Step 3: Adding your first program

Now, let’s write some code.

Coding in the Particle Dev

Coding in the Particle Dev

This is the program that you want to enter in the IDE. You’ll find the code for this example on the GitHub repository or you can feel free to just type it in from below.

Before we do that, let’s explore what’s happening here line by line.

Step 3: Defining Variables

The first line of our program is the following.

int ledPin = D0;

We have declared a variable of type ‘integer’ and called it ‘ledPin’; that means that the variable called ledPin can only hold a whole number.

We’ve also assigned this variable a reference to pin D0. Basically, we’ve created a variable we can use to tell other stuff in the program that we want to do things with Digital Pin Zero.

Global Variables

Global variables are defined at the top of the program. Variables which exist outside of curly braces (‘{‘ and ‘}’) are known as global variables because any part of the code can make use of them.

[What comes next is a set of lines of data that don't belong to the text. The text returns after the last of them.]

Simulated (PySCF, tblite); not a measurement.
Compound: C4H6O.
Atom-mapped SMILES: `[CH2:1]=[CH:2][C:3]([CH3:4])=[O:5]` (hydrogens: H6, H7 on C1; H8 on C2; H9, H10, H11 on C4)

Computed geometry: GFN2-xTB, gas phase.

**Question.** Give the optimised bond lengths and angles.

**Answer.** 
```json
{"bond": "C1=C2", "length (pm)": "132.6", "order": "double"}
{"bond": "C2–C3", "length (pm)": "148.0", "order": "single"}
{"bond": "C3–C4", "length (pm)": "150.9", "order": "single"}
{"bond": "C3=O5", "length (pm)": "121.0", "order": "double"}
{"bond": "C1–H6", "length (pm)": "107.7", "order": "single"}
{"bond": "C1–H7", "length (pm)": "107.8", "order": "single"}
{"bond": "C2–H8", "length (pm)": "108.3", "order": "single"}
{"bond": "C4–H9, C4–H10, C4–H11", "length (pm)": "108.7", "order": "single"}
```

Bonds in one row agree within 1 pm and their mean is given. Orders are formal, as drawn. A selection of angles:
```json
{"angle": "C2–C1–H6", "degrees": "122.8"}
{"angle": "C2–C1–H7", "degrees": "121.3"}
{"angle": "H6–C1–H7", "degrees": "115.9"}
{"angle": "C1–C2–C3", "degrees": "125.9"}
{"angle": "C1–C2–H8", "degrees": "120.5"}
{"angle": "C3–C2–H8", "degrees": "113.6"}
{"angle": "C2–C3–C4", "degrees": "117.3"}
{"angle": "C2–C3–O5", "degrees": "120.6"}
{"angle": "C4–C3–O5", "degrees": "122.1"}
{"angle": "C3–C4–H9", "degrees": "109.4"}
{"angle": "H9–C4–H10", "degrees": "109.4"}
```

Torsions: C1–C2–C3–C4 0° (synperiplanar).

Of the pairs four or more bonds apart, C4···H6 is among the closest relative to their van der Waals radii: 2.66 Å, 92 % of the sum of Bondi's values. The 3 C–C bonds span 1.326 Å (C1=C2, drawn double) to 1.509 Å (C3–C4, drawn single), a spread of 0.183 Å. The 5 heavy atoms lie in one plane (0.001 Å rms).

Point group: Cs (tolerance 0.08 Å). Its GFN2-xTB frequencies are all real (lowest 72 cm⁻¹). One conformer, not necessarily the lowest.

Variables declared inside of curly braces (‘{‘ and ‘}’) can only be used by code which comes after their definition but before the outer curly brace. We’ll look at this again later.

Step 4: Setting up our sketch

Every sketch needs two functions or blocks of code to exist. The first is setup() and the other is loop(). Setup is called once every time the program is run. This happens when the program is first put on the microcontroller, every time it is powered on and every time the reset button is pressed.

Microcontrollers, Sketches and Power

Every microcontroller has memory which stores the programs you put on it. Even if you remove the power the microcontroller still stores that program. When you plug it into power, it retrieves this program from memory and starts to run it again.

Only when you put a new program on the controller will the last one stop running.

Within the setup function, the microcontroller expects us to tell us how we want to use it. One of the most common things to do, is declare how the pins will be used. Digital Pins (and some other pins) can be used for input and output. So when we want to use a PIN we first need to say which of the two it will be used for.

The first command in our program does exactly this.

void setup() {
  // We want to tell the Photon that we'll use
  // D0 as an output pin.
  pinMode(ledPin, OUTPUT);

Remember that ledPin is a variable that maps to the digital pin zero (D0).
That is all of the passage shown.